From Storm Clouds over the Pacific, 1931–1941, by Peter Harmsen (War in the Far East, Book 1; Casemate, 2018), Kindle pp. 116-118:
In January 1938, Russian pilot F. P. Polynin was still only a recent arrival in the central Chinese city of Wuhan, the de facto capital after Chiang Kai-shek had left Nanjing, and the Japanese invaders had still not got used to the idea that now they also had to fight the mighty Soviet Air Force. The 31-year-old officer’s squadron of high-speed, twin-engine Tupolev SB bombers was part of the Soviet aid that was beginning to trickle into China. On a cold morning shortly after New Year, his unit was put to the test with a difficult and dangerous mission into the heart of enemy country.
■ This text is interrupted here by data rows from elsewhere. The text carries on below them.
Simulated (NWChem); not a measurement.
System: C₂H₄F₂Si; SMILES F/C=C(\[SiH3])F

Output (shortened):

Polynin’s plane took off from the airfield before dawn, followed by 25 other bombers. Only they and a few other military personnel knew where they were heading: a Japanese air base near Nanjing, where a large number of aircraft had been assembled for a planned offensive. Secrecy among the Russians and Chinese had been tight, due to an all-pervasive fear of spies. The briefing of the crews had taken place behind closed doors protected by armed guards, to make sure no one was listening in.
The bombers crossed the Yangtze River under the dim light of the moon and reached their target just as dawn was breaking. The attack came as a total surprise to the Japanese. “Apparently they were still sleeping, because nothing was moving on the airfield,” Polynin wrote in his memoirs. “The Japanese aircraft were lined up as if for a review. Soon the bombs started falling. Fires broke out, and people were running back and forth among the flames.”
The operation went completely according to plan. Intelligence later showed that 48 Japanese airplanes had been destroyed in the raid. It was just one of many successes scored by the Soviet pilots assisting China in its desperate war against Japan. The aviators, part of the military aid to China promised in the wake of the bilateral Sino-Soviet agreement of the year before, had started making an appearance on the battlefield during the autumn 1937, and by 1938 their presence was of such a scale that it made up for some of Japan’s crushing superiority in the air.
A few weeks later, Polynin and his fellow airmen took part in an even more daring raid. This time the target was Formosa, a Japanese colony that the Chinese referred to by the old name of Taiwan. A total of 28 Tupolev SB bombers took off from Wuhan and crossed the narrow Taiwan Straits heading for the ocean north of the island. Once the aircraft had reached that area, they abruptly changed course due south, in the direction of Taiwan’s main city, Taihoku [= Taipei], and its military airport. Once again, Polynin was struck by the lack of preparation by the Japanese. “We could clearly see two lines of airplanes next to the hangars,” he wrote. “The enemy had done nothing to conceal the area. Obviously, he felt completely safe.” Polynin was in the lead plane, and releasing his bombs, he saw to his satisfaction one explosion after the other unfold like flowers in the middle of the airfield. The other planes followed suit, dropping a total of 280 bombs. Japanese anti-aircraft batteries opened up, but too late. All Soviet aircraft returned safely.
As time went by, Soviet pilots came to play a pivotal role in Chiang Kai-shek’s war effort. “We depended on the Russians,” a Chinese general said later. “Our pilots had been too brave at Shanghai. Our air force had been dealt too severe a blow.” The Russians were known for their courage and their devotion, spending most of their days in their cockpits, ready for take-off at seconds’ notice. Wherever they showed themselves in the big cities, they were treated as celebrities. In the countryside, they could not count on the same level of recognition. On the back of their jackets, Chinese characters stated: “I am a Russian. I am here to help you fight Japan.” It was a safeguard, perhaps even a life insurance, if they were shot down and parachuted down among suspicious Chinese peasants.